Response: I will write a world where men are seen in that light, whether it’s by a change in male anatomy or an idea that women bear the children and the men stay in the house to raise them, etc. Or I’ll make my main character exist in a culture where this assumption doesn’t exist so you see about 50/50% division of careers (either in or out of the home). This is often done to great (and not so great) effect in SF, Fantasy and even Horror fiction.

Living in a world where there is a core cultural assumption that exists on the opposite of a binary than your own is quite estranging. For example, in my second year of teaching at Japanese Elementary schools, I came head to head with this sort of cultural binary when I decided that I wanted to incorporate phonics education into my work with the students. Though my classes were conversation based, because I worked at six schools and taught grades 1-6, I didn’t get a lot of time to work with my students, especially grades 1-4. I knew that after elementary school, they would be moved to a heavily reading and grammar based Junior High school educational model, and it seemed to me that the faster I could get them reading, the easier time they’d have retaining what they’d already learned, interacting with written English outside of class, and in their future education when they left me. I’d come to this thought both through training at my company and other reading I’d done on EFL education. At five of my six schools, I had a great deal of flexibility in lesson planning and execution, so incorporating phonics wasn’t really a problem (beyond my own learning curve in presenting it).

At my sixth school, however, they had a well-established and excellent curriculum for teaching English, and I was actually and only an assistant. I’d assumed, with this school’s really strong commitment to teaching English, that once I presented the benefits of incorporating five or so minutes of phonics pronunciation education into what they were doing, it would be a no brainer and I was really excited to see how the students at this school, who already had an intensive English curriculum, would improve with this addition of phonics.

Alas, it was not to be. I was frankly bewildered at the abrupt rejection of the idea and assumed it was because my Japanese wasn’t strong enough to effectively present the idea. I had a moment with one of the school advisers, a woman who spoke perfect English and whose opinion I deeply respected, and presented the idea again. She also said no, and when I asked why, she said, “and if our students improve so much from learning this, what about their Junior High school teacher next year? How will she be able to handle the difference in skill level between our students and her other students? That will be very difficult for her.”

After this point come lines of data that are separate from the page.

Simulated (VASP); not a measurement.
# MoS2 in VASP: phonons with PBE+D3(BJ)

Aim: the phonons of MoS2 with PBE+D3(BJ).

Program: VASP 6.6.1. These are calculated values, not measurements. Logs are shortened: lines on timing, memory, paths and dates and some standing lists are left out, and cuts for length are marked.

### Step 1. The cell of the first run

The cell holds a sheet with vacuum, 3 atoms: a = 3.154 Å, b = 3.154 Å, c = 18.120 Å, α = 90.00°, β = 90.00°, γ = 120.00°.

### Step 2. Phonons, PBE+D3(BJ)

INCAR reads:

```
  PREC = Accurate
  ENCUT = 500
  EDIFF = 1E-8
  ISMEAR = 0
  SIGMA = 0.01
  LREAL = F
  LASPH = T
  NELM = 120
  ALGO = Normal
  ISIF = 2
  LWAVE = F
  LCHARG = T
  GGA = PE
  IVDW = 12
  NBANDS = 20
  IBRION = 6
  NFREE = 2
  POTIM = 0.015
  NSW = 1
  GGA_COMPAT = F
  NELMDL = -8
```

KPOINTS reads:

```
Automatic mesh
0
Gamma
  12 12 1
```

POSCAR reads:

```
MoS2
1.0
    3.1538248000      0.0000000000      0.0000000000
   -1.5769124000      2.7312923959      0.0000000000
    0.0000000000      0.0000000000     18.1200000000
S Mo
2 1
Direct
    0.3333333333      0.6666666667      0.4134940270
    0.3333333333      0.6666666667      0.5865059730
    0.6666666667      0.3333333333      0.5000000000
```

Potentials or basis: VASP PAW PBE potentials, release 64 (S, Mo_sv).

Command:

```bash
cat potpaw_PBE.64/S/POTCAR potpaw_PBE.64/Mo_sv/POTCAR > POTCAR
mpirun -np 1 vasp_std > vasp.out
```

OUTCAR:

I realized suddenly that this was a clear example of a cultural assumption coming in at the opposite side of the individualism vs. collectivism binary that we often see in writings about Japan (and we often see over-romanticized and oversimplified in my experience). I’m an individualist, raised in an individualist culture. Those kids were “mine” and I wanted them to be the best, period. I didn’t (and still don’t, tbh) care about how difficult it makes the Junior High School teacher’s life, and my cultural assumption was, “if I can teach my students to do something better, then this makes me a better teacher and thus I am successful at my job.”

Confronting a world where individualism wasn’t naturally favored was highly estranging for me. I also realized that there had been a lot of very subtle things that were truly different in my daily life as a part of coming at the binary from the opposite side that I simply hadn’t noticed. It was shown in how decisions were made at the school, for example, which students in each grade were selected for having produced the best calligraphy in the new year (a complex, time consuming group effort that had bewildered me at the time).

The individualism vs. collectivism binary is something that we understand culturally, though we certainly skew strongly to one side of it in the US and many Western cultures. Because it’s a binary that exists in our culture, which is why I placed it under Category 1. Here’s some good approaches for writing Category 1 estrangement in my experience:

Step 1:  Take a binary that you take for granted in your culture. If you’re American, just watch any political speech during a Presidential campaign season if you’re stuck for ideas.

Step 2: Challenge it. For example: Democracy is the shining light of freedom (what if it’s not?); We want all of our children to be well educated (what if your made up culture doesn’t; what if they only want certain types of children to be educated or what if they don’t want anyone to be educated?); In order to lead a county, you must be the most patriotic (what if it’s the opposite?), etc. If you don’t like politics, you can always look at fashion magazines instead. What if thin isn’t attractive? What if light skin and long hair isn’t favored? Etc. All of these things are different and create a feeling of a different world, but all of these things exist within your own existing assumptions and cultural binaries, hence they are Category 1.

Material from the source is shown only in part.